Petroleum principal secretary Andrew Kamau said the $12 million to be received from the sale will largely be used to cover for the expenses that the explorer and the government incurred in market testing for the crude, which is set to be exported later this month.

The PS, who had earlier revealed that Kenya had sold the crude oil to ChemChina UK Ltd, said a delegation of ministry officials will be heading to Turkana next week to explain to residents, through their leaders, what to expect from the maiden sale of Kenya’s crude.

“We will be meeting all the leaders next week to explain to them what the sale means because, as we have always said, the Early Oil Pilot Scheme is a market test and not necessarily a commercial venture,” Mr Kamau told the Sunday Nation.

The expenses to be recovered, according to him, include the cost of setting up the oil drilling machines, rehabilitation of storage tanks and expensive trucking of the crude that saw the pilling of 200,000 barrels headed for Beijing in two weeks.

The upfront cost recovery from the sale of oil means the EOPS may not yield any petrodollars until the project reaches full development in 2022.

The news may not be sweet music to Turkana residents, who on August 1 received with great joy an announcement by President Uhuru Kenyatta that Kenya had struck its first oil deal.

“I think we have begun our journey and it is up to us to ensure that those resources are put to the best use to develop our country to make it prosperous and to ensure we eliminate poverty in Kenya,” the President said, signalling possible revenue flows.

Turkana is ranked among the poorest counties in Kenya, according to the Kenya National Bureau of Statistics.
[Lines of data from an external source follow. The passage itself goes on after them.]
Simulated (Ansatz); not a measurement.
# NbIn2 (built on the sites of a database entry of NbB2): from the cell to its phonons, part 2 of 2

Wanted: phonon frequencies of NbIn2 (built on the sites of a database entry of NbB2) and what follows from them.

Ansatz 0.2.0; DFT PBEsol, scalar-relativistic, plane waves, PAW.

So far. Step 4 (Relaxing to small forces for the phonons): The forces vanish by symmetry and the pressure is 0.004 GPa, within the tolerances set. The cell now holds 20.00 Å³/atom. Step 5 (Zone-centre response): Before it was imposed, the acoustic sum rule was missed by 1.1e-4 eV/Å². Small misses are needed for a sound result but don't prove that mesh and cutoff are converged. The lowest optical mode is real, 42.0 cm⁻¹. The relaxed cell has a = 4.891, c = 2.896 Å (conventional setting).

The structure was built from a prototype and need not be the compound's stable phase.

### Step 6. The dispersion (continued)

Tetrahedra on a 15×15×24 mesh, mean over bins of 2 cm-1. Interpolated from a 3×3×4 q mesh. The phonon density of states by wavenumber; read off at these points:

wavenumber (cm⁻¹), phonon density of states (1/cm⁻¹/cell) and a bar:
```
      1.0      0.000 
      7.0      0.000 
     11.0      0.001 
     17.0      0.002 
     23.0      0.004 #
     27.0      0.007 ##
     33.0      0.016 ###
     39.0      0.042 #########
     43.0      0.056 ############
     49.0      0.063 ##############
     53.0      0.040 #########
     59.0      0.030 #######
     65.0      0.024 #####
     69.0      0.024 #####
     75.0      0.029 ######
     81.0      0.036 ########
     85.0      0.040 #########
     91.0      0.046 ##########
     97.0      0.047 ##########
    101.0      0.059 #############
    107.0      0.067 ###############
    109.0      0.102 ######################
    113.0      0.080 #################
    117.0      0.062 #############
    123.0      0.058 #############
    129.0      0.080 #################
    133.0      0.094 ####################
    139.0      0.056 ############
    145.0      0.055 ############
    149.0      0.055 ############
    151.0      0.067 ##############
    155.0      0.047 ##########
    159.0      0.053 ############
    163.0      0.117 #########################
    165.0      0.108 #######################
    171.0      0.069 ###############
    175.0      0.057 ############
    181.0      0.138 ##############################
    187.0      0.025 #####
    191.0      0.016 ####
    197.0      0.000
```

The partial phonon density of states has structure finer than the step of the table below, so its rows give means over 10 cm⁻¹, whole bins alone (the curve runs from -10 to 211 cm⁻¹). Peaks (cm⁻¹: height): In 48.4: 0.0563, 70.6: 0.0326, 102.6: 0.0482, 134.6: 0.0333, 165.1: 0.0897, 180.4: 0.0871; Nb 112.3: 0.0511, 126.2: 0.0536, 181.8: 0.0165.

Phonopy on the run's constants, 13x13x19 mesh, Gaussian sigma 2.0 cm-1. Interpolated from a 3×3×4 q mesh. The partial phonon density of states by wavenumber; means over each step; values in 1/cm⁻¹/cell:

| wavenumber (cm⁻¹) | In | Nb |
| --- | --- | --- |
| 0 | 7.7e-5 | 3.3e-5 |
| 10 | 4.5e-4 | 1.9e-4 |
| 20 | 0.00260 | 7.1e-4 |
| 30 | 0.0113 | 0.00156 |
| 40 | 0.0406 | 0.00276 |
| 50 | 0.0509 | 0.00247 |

An integrated household budget survey released last year showed that the county alone accounts for close to 15 per cent of the hard-core poor in Kenya. The country is also food-deficient, with 66.1 per cent of its population considered food poor.

The mention of cost recovery from EOPS now opens a glimpse into the possible revenue handling formula, which may mean upfront recovery of costs given that the government has declined to disclose its production sharing contracts with British oil explorer Tullow.

The Petroleum Act 2019 provides for profit-sharing between the national government (75 per cent), county government (20 per cent) and the local community (5 per cent), but that will only be known after the cumulative cost of the Early Oil Pilot Scheme is done, including how the cost will be recovered.

The two partners have kept their deals secret, with even the announcement of the crude oil buyer coming two weeks after the deal was made.

It is not clear why Tullow Oil had insisted that the buyer would remain secret, citing a ‘non-disclosure agreement,’ moments before PS Kamau revealed that they had settled on the Chinese oil multinational.

“Non-Disclosure Agreement does not allow us to reveal the name of the winning bidder unilaterally. However, the process was competitive; a group of target buyers was invited to bid for the crude with the winning bidder selected based on the price offered,” Tullow country manager Martin Mbogo said.

A coalition of 16 civil society organisations under the Kenya Civil Society Platform on Oil and Gas has been pushing for full disclosure of the contracts which specify how the costs incurred by Tullow Oil will be recovered when oil is sold.

KCSPOG Coordinator Charles Wanguhu said the revelations that all the $12 million will go into costs now means the EOPS has no limit on the cost recovery, unlike typical production sharing contracts.

“A normal production sharing contract has a cap on how much is allocated to cost recovery to ensure every year you still get some money. It may take long to make full cost recovery, which is usually a recipe for suspicion, especially from local communities,” Mr Wanguhu said.

It also remains unclear just how much Tullow Oil has spent in the Turkana Oil fields, with results of an audit commissioned by the government yet to be made public.